Top 3 Traits of Godly Parents
When our girl graduated from high school, her dad and I were given the opportunity to write her a letter to be read during our church’s service to honor graduates. I pondered on this, prayed about it, and basically fretted that I might leave out some really important nugget for her to remember. You know, what if I die on the way home and this will be my last words to her kinda thing. Oh the weight that an over-thinker carries.
What will I tell her? I wrote, be there. My greatest desire for all of my family is for us to be reunited for eternity in heaven.

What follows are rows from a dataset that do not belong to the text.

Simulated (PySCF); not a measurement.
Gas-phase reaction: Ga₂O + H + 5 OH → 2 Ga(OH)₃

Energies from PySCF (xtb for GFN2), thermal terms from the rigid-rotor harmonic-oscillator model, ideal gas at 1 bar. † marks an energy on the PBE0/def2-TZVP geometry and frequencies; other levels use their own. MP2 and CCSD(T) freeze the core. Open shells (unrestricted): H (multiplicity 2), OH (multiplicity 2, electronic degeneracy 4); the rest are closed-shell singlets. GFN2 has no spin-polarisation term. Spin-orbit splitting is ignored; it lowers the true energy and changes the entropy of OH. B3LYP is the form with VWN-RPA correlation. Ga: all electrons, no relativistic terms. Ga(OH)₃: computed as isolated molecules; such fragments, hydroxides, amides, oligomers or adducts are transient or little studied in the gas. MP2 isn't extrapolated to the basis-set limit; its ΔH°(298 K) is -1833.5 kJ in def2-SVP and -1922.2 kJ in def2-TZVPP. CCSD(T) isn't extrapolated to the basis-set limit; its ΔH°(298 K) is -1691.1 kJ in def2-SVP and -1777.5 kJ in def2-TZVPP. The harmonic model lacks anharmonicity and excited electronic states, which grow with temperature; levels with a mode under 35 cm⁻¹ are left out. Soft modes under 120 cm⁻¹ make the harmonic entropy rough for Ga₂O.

If she and I live our lives in such a way that we will “be there”, we have lived our lives truly well. Pursuing a Christ centered life covers all of those things that I want for her. The Apostle John says it beautifully in 3 John:4,
I could have no greater joy than to hear that my children are following the truth.”
A group of young moms once asked, “How did you raise a godly kid?”. By the grace of God and her own choices in life. We definitely made plenty of mistakes and I have often said if we can keep her from being on Oprah, we have succeeded. So far, so good.
I was honored they asked. Instead of talking about how to raise godly kids, why don’t I share what I feel are three important traits of godly parents.
Love unconditionally and extravagantly…and show it. By extravagant I don’t mean “things”. Our little ones and big ones need to hear about our love as well as feel our love. Maybe you were reared in a family that was not demonstrative, “We didn’t hug in our family and we didn’t say I love you.” mentality. Can I just say, we’ve got to get past that. It will get easier the more you do it.
Forgive and ask for forgiveness. The mistakes our kids make may be hard and difficult, but they do not need to define them. It is something they did, not who they are. If we are still breathing, there is hope. Yep, it might change the course of their lives. But God is the God of second, third, fourth….chances. I am so thankful for His grace and mercy. Proverbs 24:16 reminds us that even thought we fall, we can get back up.
When we mess up, we must acknowledge it and ask for to be forgiven. I think that when parents do this, it is a beautiful mirror of God’s grace and mercy. We after all, are the biggest influencers in our children’s life. You may think it’s their friends, nope, it’s mom and dad.
Live authentically. We need to be the same person at home that we are in public, especially who we are in church. So many children struggle with trust and confidence in God because my “godly” parent is living ungodly at home. We must live our testimony in front of those we love. And when we fail, we must acknowledge it for what it is, sin, and turn from it. Live redeemed.
Run after God with all you’ve got and I promise, they will run with you. They may run a different direction for a bit but they will never forget running together.
This is such beautiful, godly advice, Carmen. I like the idea that if we run after God with all we’ve got, they’ll run too, eventually! Now that my son left for college, I pray daily that He’ll pursue Christ with a passion.
Absolutely Betsy! I pray that for our girl too. That’s a mom’s heart.
Oh I love, “live authentically.” I am trying to learn to live in the word not just with my ‘preaching’ I do to my kids, but with my daily life, my breath, everything I do. Thanks for this lovely post! :)
That is a wonderful goal in child raising Katina. Kids definitely pick up on areas in our life where we are not living out what we say. It’s a daily challenge. You are a great mom. You are doing a wonderful job with your little ones.
I love this, Carmen! Keep her from being on Oprah…too funny! But, yeah, I get it!
These are wonderful traits for parents. And with my two adult children now, they are much needed still and always.
Hugs to you, sweet friend!
Sabra I agree about our adult children. I still know that I am an influencer in our girls life. Not just hers, but several spiritual daughters.
Hello friend, this is beautiful. My favorite is Live Authentically. It is a matter of doing what you ask your kids to do. You want them to be loving and compassionate, then as a parent be loving and compassionate. When we live authentically, we live by example.
Hugs Carmen
God Bless
Right Ifeoma. We must stop living the motto, “Do what I say, not what I do.”